Sentiment Analysis for Norwegian Text
The SANT project aims to create training data and machine-learned models for Sentiment Analysis for Norwegian Text. While coordinated by the Language Technology Group at IFI/UiO, collaborating partners include NRK, Schibsted and Aller Media.
Sentiment Analysis (SA)
One of the applications of Language Technology (LT) that has gained most widespread use in recent years is so-called opinion mining or sentiment analysis (SA). In broad terms, SA is the task of automatically identifying the opinions, attitudes or emotions that are expressed by subjective information in text.
The goal of SANT is to create open resources for sentiment analysis for Norwegian. The project represents a collaboration between the Language Technology Group (LTG) at the Department of Informatics at the University of Oslo, and three of Norway's largest media groups; the public broadcaster NRK/P3 and the privately held Schibsted Media Group and Aller Media. The media partners provide data in the form of reviews, collected across a range of different domains; music, literature, restaurants, home electronics, and more. As reviews by definition are packed with subjective opinions and evaluations, they're ideally suited for sentiment analysis.
Document-level SA: Reviews as training data
The SANT project takes advantage of a peculiarity of the way reviews and critiques are typically summarized in Norwegian arts journalism and consumer journalism, viz. by an explicit rating on a scale 1–6, represented as a throw of a die. We here propose to use this feature for semi-automatically compiling a polarity labeled text collection. We can then use this to train and evaluate machine-learned models for sentiment analysis on the document-level.
For some applications, however, it is desirable to have models that can make more granular predictions at the sentence-level, and additionally identify the targets and holders of the opinions. To enable such models, a subset of the review corpus will therefore be manually annotated with fine-grained in-sentence polarity information.

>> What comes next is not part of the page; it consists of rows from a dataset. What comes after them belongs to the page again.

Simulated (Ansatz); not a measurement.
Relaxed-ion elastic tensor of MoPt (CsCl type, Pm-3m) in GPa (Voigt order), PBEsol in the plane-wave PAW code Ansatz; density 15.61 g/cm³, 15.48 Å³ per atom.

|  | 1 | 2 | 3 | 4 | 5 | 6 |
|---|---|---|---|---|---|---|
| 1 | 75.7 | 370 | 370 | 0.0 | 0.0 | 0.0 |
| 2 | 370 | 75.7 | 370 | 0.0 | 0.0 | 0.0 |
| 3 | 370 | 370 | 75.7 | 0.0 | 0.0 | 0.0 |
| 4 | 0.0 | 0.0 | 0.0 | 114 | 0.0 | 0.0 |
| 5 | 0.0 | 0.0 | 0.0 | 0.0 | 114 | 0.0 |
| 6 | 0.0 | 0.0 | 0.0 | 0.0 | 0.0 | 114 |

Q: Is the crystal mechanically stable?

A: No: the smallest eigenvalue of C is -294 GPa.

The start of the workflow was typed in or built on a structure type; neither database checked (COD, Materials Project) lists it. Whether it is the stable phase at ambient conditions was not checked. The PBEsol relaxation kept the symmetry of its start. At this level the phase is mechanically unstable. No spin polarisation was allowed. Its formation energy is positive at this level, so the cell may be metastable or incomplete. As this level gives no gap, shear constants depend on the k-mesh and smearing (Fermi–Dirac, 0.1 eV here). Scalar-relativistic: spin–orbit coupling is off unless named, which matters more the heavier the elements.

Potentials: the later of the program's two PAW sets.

In the field of AI in general, and LT in particular, the use of many-layered artificial neural networks (so-called Deep Learning) has recently seen as great revival with many successful applications, including sentiment analysis. The classifiers developed in this project will seek to push the state-of-the-art in large-scale sentiment analysis using deep neural architectures.
The project is granted funding from the RCN's IKTPLUSS initiative until fall 2022.